9 - Networks, clusters and technology parks

9.2 - Participating in cluster initiatives


The business cluster concept was introduced in the 70s by Giacomo Becattini but was popularised later by Michael Porter in the 90's. The importance of the so-called "Economic Geography” was also highlighted during the same period in works carried out by Paul Krugman. Since then, the creation of clusters (cluster initiatives) has become a main focus of attention of numerous governmental programmes because they encourage the concentration of knowledge and resources in a single area. Although the policy of promoting the generation of clusters around the key companies in a region is nowadays reasonably widespread, it has still not been exploited to its full potential.

Porter defined clusters as geographic concentrations of interconnected companies, specialised suppliers, service providers and associated partners (universities, chambers of commerce, public administrations) which are all working in the same field and playing a complementary role. There are various different types of clusters: geographic, sectorial, horizontal and vertical. The ultimate objective of cluster initiatives is to increase the competitiveness of all the bodies and organisations which are involved in them and the methods which are typically used to achieve this are based on technological innovation, the improvement of processes of commercialisation of products and services, and the expansion of target markets (internationalisation).

There is extensive documentation which shows that companies which are integrated into well-consolidated clusters generally obtain better results. Therefore, integration into well-defined clusters is highly recommended and where these are non-existent, efforts should be made to develop them by cooperating with other companies and Universities and seeking the active involvement of public administrations.

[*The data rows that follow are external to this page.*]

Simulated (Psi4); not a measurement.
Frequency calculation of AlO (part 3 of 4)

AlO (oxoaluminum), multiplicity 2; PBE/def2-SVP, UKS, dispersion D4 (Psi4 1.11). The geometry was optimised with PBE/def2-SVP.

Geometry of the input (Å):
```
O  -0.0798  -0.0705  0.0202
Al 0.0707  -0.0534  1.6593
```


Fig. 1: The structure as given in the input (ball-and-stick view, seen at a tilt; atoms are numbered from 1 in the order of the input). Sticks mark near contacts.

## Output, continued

Clusters in Karlsruhe (Germany)

The region is an international leader in terms of ICT-related clusters. They are part of the CLOE Programme - Clusters Linked Over Europe (see recommendation 10.3), a cooperative inter-cluster project involving eight European regions: Karlsruhe, in Germany; Linz, in Austria; Lyon, in France; Tartu, in Estonia; Värmland, in Sweden; Timisoara, in Romania; Kaliningrad, in Russia; and Nottingham, in the United Kingdom. The most important regional clusters are:

Cyberforum: a public-private organisation with over 640 members which acts as a forum for all the technology-based companies based in the region of Karlsruhe. It employs 49 experienced mentors dedicated to supporting start-ups and SMEs. Apart from the companies themselves other organisations which are involved include the KIT (the Karlsruhe Institute of Technology), the FZI (Forschungszentrum Informatik, an international leader in Living Labs) and the Fraunhofer Institute.

Mobile Region Karlsruhe: A Cluster focusing on mobility solutions which comprises more than 40 members from both the entrepreneurial and university worlds.

The car industry cluster: comprises more than 60 members in France and Germany, including research centres, SMEs and logistics centres. It focuses on the value chain of the car industry, principally in the field of engineering, with Daimler Chrysler acting is its main driving force.

Nanovalley: forms part of the German NanoMat nanotechnology network. It comprises more than 60 companies from the region, as well as 11 universities (from Germany, France and Switzerland) and several German research institutes.

The Karlsruhe Energy Forum: focuses on the energy management sector. Its membership comprises more than 60 companies and some 30 research organisations, with the KIT playing an important role, particularly via the KIT Energy Centre.

The KAIT-SI IT security cluster.

Clusters in Styria (Austria)

In 1995, the regional authorities in Styria formulated a technology strategy which focused on supporting the creation of clusters to boost the region’s economy. This was the basis of a broader policy which was successfully implemented throughout the whole of Austria following a pilot project which was developed by the AC Styria car industry cluster.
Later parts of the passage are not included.